9 October 2013
My first editor told me long ago that if I wanted to find the deep pockets and hidden movers of any community there were two places to look: patrons of local symphony orchestras and the Boy Scouts. I followed his advice then and recalled it again this morning, as I watched Republican House member Pete Sessions, head of the powerful House Rules committee.
I’ve followed Sessions on CSPAN, noticing his saccharine courtesy, his “Yes Ma’ams,” and his backstabbing, deceitful ways. I’ve worked myself up to a healthy disdain for his person.
More than once, Sessions has mentioned his Eagle Scout status while the CSPAN cameras were rolling. This is the highest award in Scouting and serves as Sessions’ badge of honor, his stamp of approval, a convenient icon of respectability.
I checked the NNDB Profile of Pete Sessions and found both “Eagle Scout” and “Distinguished Eagle Scout Award” listed. The representative also served on the Executive Board of the Boy Scouts of America (BSA).

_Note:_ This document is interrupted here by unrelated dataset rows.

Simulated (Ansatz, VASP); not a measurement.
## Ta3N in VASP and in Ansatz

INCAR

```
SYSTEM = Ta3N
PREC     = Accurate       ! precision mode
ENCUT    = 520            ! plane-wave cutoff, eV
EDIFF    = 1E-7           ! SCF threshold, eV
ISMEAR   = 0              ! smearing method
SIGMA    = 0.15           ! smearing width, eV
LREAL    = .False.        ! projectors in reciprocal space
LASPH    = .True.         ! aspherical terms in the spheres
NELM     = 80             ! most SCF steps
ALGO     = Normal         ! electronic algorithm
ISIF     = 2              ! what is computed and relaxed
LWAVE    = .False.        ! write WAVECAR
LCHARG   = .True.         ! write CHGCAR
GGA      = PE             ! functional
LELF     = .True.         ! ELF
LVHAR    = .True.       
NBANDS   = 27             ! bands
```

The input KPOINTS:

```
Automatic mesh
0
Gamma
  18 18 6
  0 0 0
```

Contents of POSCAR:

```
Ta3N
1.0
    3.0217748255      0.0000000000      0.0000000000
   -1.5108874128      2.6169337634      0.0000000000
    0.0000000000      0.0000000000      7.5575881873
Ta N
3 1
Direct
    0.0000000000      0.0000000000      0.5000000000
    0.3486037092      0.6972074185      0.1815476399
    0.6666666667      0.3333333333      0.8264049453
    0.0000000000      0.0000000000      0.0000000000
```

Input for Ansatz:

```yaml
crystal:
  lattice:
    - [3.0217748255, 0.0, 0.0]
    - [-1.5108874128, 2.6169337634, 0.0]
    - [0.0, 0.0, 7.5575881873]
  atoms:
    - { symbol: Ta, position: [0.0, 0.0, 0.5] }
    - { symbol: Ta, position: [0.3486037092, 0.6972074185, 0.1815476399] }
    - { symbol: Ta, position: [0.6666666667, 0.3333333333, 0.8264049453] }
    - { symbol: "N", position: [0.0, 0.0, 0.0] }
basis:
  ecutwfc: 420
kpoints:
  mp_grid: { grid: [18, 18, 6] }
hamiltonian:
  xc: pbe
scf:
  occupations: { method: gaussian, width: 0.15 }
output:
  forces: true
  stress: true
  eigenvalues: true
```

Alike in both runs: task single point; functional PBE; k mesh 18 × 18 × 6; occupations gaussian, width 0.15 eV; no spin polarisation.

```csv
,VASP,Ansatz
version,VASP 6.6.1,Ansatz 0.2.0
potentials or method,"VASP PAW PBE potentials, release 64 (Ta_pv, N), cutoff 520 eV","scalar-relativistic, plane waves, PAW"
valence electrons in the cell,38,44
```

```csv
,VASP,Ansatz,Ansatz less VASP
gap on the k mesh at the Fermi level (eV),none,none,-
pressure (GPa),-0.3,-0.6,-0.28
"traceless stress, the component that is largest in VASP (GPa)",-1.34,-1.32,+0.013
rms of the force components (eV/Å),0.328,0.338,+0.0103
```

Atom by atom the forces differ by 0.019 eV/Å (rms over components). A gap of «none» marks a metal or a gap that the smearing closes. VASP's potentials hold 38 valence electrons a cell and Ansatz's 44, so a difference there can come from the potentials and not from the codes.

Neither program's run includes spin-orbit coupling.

But I have to wonder: has Pete Sessions dishonored his Boy Scout oath?
The Dishonorable Scout
On my honor I will do my best to do my duty to God and my country and to obey the Scout Law; to help other people at all times; to keep myself physically strong, mentally awake, and morally straight.
The BSA keeps a list of Notable Eagle Scouts which includes author Steven Spielberg, Bill Gates of Microsoft, former President Gerald Ford, the 2008 Presidential-hopeful Mike Dukakis and, Tom Foley, the former Speaker of the House, who recently passed away.
Texan Pete Sessions is not on that list.
Perhaps his repeated CSPAN reminders are nothing more than opportunistic campaigning for a spot on the BSA Notables list. Or maybe Sessions is comforting himself as he leads the United States into default and maintains a shutdown of the federal government. After all, the BSA is all about character and civic involvement. Most likely, Sessions is experiencing the conflict called cognitive dissonance – that split between core belief and outward speech or action.
As a good Scout, Pete Sessions cannot justify his deceit; that fails the Trustworthy pledge. He cannot sabotage the government; that fails the Loyalty pledge. And his descent into destructive partisanship has brought him face-to-face with the Bravery pledge, the character to oppose what is inherently wrong.
About all that remains for Eagle Scout Pete Sessions is to show Cheerfulness and Courtesy.
As I mentioned, his politeness reaches an art form. He showed comity to a rightfully angry Rep. Louise Slaughter (D-NY) during a late night House Rules committee meeting on the eve of the government shutdown. Slaughter recognized that the Regular Order House Rules had been changed to forbid a Democratic effort to call for a vote on the Senate bill. The vote might have opened government. Slaughter called the move “an atrocity to the Rules of the House.”
Here’s a piece of that exchange between Sessions and Slaughter; the CSPAN video is here:
Sessions: “There could be a privileged motion at any time.”
Slaughter: “To call for a vote on the Senate resolution?”
Sessions: “I believe that is correct.”
Slaughter: “But I think you have taken that away…”
Sessions: “That’s what I’m saying, we took that away. Because what we’re trying to..”
Slaughter: “Then how can we do it at any time?”
Sessions: “I said, ‘You’re correct.’ We took it away and the reason why is we want to go to conference.”
Slaughter: “Oh mercy! It just gets deeper and deeper.”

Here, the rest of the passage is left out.